Song Meaning
The narrator's existence seems entirely defined by another person, a dynamic laid bare in the opening lines. "It's my only plan," they confess, a stark admission of dependency, finding purpose in "eating from the palm of your hands." This isn't just about pleasing; it's about being "lifted from my knees," suggesting a state of helplessness that this relationship alleviates. The repeated plea for the other to "let your hero shine" and the request for an "alibi" paint a picture of someone seeking validation and perhaps complicity, ready to disappear "when they look, I'm gone."
The core tension emerges in the refrain: "They killed him for the crime / But I know they're mistaken / It was me the whole time." This is a confession of guilt, a claim of responsibility for an act that has been attributed to someone else. The narrator takes ownership of a transgression, suggesting a deep-seated, perhaps self-destructive, desire to be seen as the perpetrator, even if it means being misunderstood or punished.
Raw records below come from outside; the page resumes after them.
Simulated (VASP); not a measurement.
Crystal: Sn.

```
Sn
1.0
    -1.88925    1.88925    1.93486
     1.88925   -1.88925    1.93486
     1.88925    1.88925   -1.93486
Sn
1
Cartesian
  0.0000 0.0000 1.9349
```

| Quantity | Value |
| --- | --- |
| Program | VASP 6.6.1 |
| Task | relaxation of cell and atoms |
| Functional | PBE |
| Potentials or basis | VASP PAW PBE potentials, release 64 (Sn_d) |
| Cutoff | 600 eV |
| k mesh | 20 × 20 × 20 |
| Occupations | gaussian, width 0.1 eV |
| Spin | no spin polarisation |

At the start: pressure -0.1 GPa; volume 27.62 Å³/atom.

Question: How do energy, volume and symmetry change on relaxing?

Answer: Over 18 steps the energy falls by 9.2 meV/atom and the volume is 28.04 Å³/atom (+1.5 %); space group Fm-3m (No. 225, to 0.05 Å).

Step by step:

The second verse deepens this sense of mirroring and desperation. The narrator echoes the other's actions: "What you do, I do / (I do too, I do)." There's a desperate attempt to recapture past "fun," but it’s laced with the acknowledgment of wasted time and a looming departure: "I'm leaving you tomorrow." The line "Let me kill my mind" hints at a desire for oblivion, a way to escape the consequences or the suffocating nature of this codependent bond.
Ultimately, the lyrics construct a narrative of profound entanglement and self-erasure. The narrator's identity is so intertwined with the other that they are willing to claim a crime they didn't commit, or perhaps did commit and are now confessing in a roundabout way. The repeated warning, "Careful what you do / Or I'm leaving without you," underscores the precariousness of this connection, a final, desperate assertion of agency in a relationship that otherwise seems to consume their will.